Love jihad or not: Courts should not be forced to act like Khap panchayats

First Published 30, Oct 2017, 2:02 PM IST
Love jihad or not Courts should not be forced to act like Khap panchayats
Highlights
  • Supreme Court is being asked to intervene in the Nimisha case like the Kerala High Court did in the Hadiya case
  • Taking into account the recent judgements pronounced by the SC it seems more like a Khap panchayat, deciding as to how people will live their life and where
  • Who gave them the power to make these decisions is the question that begs an answer   

There has been no official evidence to support this but since 2009, South India, especially Kerala and Mangalore have been abuzz with stories of alleged conversions and love jihad. While the Hadiya case had generated a lot of debate. Another mother from Kerala is stepping forward and has moved the Supreme Court seeking a probe by the National Investigation Agency (NIA) into her daughter's alleged conversion to Islam through 'love jihad'.

In July this year, Bindu Sampath submitted a petition in the Kerala High Court seeking a directive to the Central government and Union Ministry of External Affairs to take steps to rescue her daughter, Nimisha, from Afghanistan and the custody of ISIS.

Nimisha, who now goes by the name Fathima, according to her mother’s petition was lured into a relationship, abused, impregnated, forced to abort, converted to Islam and finally abandoned by one Sajjad Rehman, all this when she was studying in college. In her (daughter's) vulnerable state, she was coerced into marriage by one Isa alias Baxen Vincent, who had himself converted to Islam from Christianity.
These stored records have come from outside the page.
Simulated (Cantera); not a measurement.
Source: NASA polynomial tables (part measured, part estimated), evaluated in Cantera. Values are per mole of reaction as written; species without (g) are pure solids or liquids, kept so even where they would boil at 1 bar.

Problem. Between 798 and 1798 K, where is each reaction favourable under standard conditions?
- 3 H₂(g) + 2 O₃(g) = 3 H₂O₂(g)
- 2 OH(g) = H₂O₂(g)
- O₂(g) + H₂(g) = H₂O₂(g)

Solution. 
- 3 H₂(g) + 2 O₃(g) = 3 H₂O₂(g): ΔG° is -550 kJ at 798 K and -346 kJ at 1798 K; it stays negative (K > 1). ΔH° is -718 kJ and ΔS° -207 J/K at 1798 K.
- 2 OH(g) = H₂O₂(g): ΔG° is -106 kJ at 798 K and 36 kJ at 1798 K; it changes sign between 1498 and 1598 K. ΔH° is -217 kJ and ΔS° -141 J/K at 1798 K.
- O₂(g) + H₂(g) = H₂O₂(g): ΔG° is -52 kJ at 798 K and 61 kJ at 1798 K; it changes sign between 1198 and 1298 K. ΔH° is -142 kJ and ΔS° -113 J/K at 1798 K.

Now the Supreme Court is being asked to intervene in this case, like the Kerala High Court did in the Hadiya case. It appears as though parents have thought that errant sons and daughters and rebellious teens can be brought to book or behave by the Supreme Court.

Also read: No Punches Pulled: Attorney General at long last bells the cat, protests against judicial overreach

Increasingly such cases are being brought before the Supreme Court and seems like the judicial body is becoming more like a Khap Panchayat.

Like love jihad is associated with the south, the Khap Panchyat is a body familiar to North India. They are known for their harsh dictats and punishment were anybody to go against their rules. They also claim be custodians of Indian culture and caste and are quick to denounce any rebellions among young women and men. Their area of focus extends from ordering punishments (sometimes even death) on couples getting married in the same sub-caste, inter-religious marriages, and encourage honour killing.  

With the Hadiya case, the Kerala High Court can be seen acting like a Khap deciding where Hadiya would spend her life and with whom, despite she being a consenting adult. In Fathima’s case, the Kerala High Court allowed her to go live with Isa. Now the parents want their daughter back. While respecting the sentiments of the aggrieved parents it seems like every time a youngster wants to exercise their freedom to marry whom they choose, parents can threaten to call the Supreme Court on them.

Also read: Denying marriage certificate citing objection by parents amounts to human rights violation: KSHRC

Increasing interference of the Supreme Court and local courts in matters of religion and personal laws has not gone unnoticed. Public Interest Litigations have become weapons of mass destruction because anyone and everyone who is disgruntled files one. From ordering where liquor shops should be, to whether they should burst crackers, people’s lives are being decided by the judiciary.

The supposed love jihad cases are of two consenting adults deciding to marry each other and changing their religion according to their wishes. If like a meddling adult, the courts will monitor the love life of the citizens, then it would soon see its petition boxes filled to the brim with disappointed parents. Let the children make their own mistakes, their own choices, they are adults!

Newly appointed Attorney General for India KK Venugopal hits the nail right on the head when he took to task the SC : “Article 21 is worded negatively but Your Lordships have read at least thirty positive rights into it. And they cannot be enforced.”

Cases of judicial overreach have doubled in recent times and it is time the honourable Supreme Court see how their judgements are negatively affecting the people who are losing faith in the judiciary now than ever before. If the SC is sitting to do the role of parents, politicians and judge then our elected representatives can as much as pack up and leave. Who gave them the power to make these decisions is the question that begs an answer.